Schools “climate-brainwash” children, reveals report (United Kingdom)
Apr 9, 2014
.
Editor’s note: If you’re not familiar with the Global Warming Policy Foundation (GWPF), you’re missing out. Click here for their statement, “Who we are.” Click here for their Board of Trustees. And here for the Academic Advisory Council.
Basically the GWPF is a group of former high level U.K. government officials, Members of Parliament, and a host of scholars from heavy-weight universities, worldwide, who are alarmed at the hysteria and brainwashing being orchestrated by energy corporations (read: Wall St. banks) who have much to gain. (Note: The GWPF does not accept money from any energy company or donor representing the interests of an energy company. In other words, it is not a front for Big Oil or Big Wind or Big Nuclear, or Big Anything for that matter.)
The GWPF does not deny climate change; indeed, its members cover the entire spectrum, from those who are convinced it’s chiefly human-caused to those who think the whole thing is moonshine. Listen carefully to what I’m saying: The GWPF is insisting on real science, not agenda-driven science. It is insisting on rational decisions, not “climate dogma,” as we chart our future. Their goal is to tone down the rhetoric, strip ideology out of climate science, and remove the corporate financial agenda and government power-grabbing from the whole climate conversation.
As a retired professional historian, I agree. History is loaded with paroxysms of mass hysteria about one “belief system” or “cause” or “noble ideal” after another — with results that were always disastrous. That’s not all: Someone always got very wealthy and powerful from championing that noble ideal or doctrine or to-kill-for worthy cause. Someone always morphed into a tyrant and became completely corrupt, and did incalculable damage, from being the “savior-in-chief” of humanity — whatever the issue du jour.

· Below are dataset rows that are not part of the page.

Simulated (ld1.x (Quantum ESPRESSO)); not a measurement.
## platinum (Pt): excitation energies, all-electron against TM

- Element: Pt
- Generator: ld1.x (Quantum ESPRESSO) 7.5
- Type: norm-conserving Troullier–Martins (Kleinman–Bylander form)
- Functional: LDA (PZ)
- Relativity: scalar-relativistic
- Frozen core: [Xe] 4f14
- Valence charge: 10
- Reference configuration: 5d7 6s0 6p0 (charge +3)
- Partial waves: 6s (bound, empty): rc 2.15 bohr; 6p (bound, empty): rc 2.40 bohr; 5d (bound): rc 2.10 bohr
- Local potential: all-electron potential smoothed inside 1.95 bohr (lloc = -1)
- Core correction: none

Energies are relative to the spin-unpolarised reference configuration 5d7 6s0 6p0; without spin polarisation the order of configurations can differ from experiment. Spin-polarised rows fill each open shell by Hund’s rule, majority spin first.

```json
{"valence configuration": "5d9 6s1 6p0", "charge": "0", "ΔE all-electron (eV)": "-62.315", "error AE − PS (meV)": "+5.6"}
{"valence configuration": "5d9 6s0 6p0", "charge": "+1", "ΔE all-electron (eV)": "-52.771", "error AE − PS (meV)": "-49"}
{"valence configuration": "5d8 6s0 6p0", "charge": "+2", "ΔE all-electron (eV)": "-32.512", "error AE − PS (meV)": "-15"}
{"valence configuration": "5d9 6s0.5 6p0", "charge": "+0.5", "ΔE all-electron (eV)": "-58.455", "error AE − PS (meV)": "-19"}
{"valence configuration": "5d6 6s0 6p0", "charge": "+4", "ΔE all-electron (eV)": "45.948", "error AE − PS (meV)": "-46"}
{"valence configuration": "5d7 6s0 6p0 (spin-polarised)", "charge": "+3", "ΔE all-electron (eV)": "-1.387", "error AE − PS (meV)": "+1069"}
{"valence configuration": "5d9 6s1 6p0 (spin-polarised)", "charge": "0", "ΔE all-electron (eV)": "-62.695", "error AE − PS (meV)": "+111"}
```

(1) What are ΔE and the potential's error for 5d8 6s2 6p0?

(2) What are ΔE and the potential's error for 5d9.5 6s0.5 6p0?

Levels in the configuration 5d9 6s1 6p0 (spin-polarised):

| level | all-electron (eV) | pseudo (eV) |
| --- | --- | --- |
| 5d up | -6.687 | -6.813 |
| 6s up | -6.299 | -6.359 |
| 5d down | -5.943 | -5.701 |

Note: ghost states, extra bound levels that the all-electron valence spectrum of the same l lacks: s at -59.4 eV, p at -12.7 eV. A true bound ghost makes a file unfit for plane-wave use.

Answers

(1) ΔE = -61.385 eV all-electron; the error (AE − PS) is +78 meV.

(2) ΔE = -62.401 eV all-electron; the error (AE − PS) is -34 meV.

I warn you: Don’t let this happen! I see the GWPF as a sane voice in the gathering madness of “Oh my god, the earth is about to incinerate as a result of human misbehavior, and governments and corporations and schools need to do something about it, NOW!” This is a recipe for dictatorship. Tyranny. Big Brother. Totalitarianism. The likes of which humanity has never seen.
Anyhow, the GWPF has just issued a stunning document on how children in British public schools are being brainwashed (greenwashed) about global warming. Again, I caution you: The GWPF is not taking a position “yea” or “nay” on global warming; it’s stripping the discussion of junk, agenda-driven science, corporate interference, and political opportunism and imperialist ambition.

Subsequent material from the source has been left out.